Azure Table Storage, a revisit

It’s been a while since I used Azure Table Storage (ATS) in anger. Well, kind of. I use it most days for various projects but it’s been about 18 months since I tried performing any bulk loads/querying/benchmarking etc.

The reason for my renewed interest is that a colleague mentioned that as they added more non indexed parameters to their ATS query, it was slowing down in a major fashion. This didn’t tally with my previous experience. So I wondered. Yes, if you don’t query ATS via the Partition Key and Row Key (ie the indexed fields) then it gets a lot slower, but everything is relative, right? It might be a lot slower, but it could still be “quick enough” for your purpose. So, I’ve coded some very very basic tests and tinkered.

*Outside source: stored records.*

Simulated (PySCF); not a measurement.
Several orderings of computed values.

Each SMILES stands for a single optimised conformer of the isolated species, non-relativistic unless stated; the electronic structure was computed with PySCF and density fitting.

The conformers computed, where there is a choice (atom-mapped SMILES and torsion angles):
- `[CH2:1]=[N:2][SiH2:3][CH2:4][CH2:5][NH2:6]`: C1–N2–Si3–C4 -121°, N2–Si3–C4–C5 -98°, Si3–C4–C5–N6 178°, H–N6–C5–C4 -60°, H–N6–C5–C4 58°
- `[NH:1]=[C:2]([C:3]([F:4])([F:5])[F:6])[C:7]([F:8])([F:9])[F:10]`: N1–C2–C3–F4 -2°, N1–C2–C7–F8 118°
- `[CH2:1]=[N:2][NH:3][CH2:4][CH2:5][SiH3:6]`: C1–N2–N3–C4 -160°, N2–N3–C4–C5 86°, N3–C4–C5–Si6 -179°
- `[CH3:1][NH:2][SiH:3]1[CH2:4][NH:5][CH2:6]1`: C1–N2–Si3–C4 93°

My dummy data consisted of 2 million rows, split equally over 5 partitions. Each entity consisted of 10 fields (including partition key and row key). The fields (excluding row and partition) were 2 x strings, 2 x ints, 2 x doubles and 2 x dates. Currently my tests only focus on the strings and 1 of the ints (but I’ll be performing more tests in the near future).

The string fields were populated with a random word selected from a pool of 104. The ints and doubles were random between 0 and 1 million. The datetime was a random date between Jan 1 1970 and 1 Jan 2016. I repeat, the doubles and dates have not yet been included in any tests.

I tested a few different types of queries, starting simple and getting slightly more complex with each change. Firstly there is the query that takes the partition key and a value for field 3 (a string). Interestingly, the results were:

Partition key and field1 4706ms (av)
Partition key, field1 and field2 5368ms (av)
Partition key, field1, field2 and field3 7232ms (av)

So, despite only one field (partition key) being indexed, the adding of the other fields into the search didn’t completely make Azure Table Storage completely unusable and slow. Yes, it *almost* doubled the query time but wasn’t the huge difference that my colleague had experienced.

One thing to remember, although I created 2 million rows, these were split over 5 partition keys, so in effect the above queries were *really* only going over 400k rows.

More tests to follow…..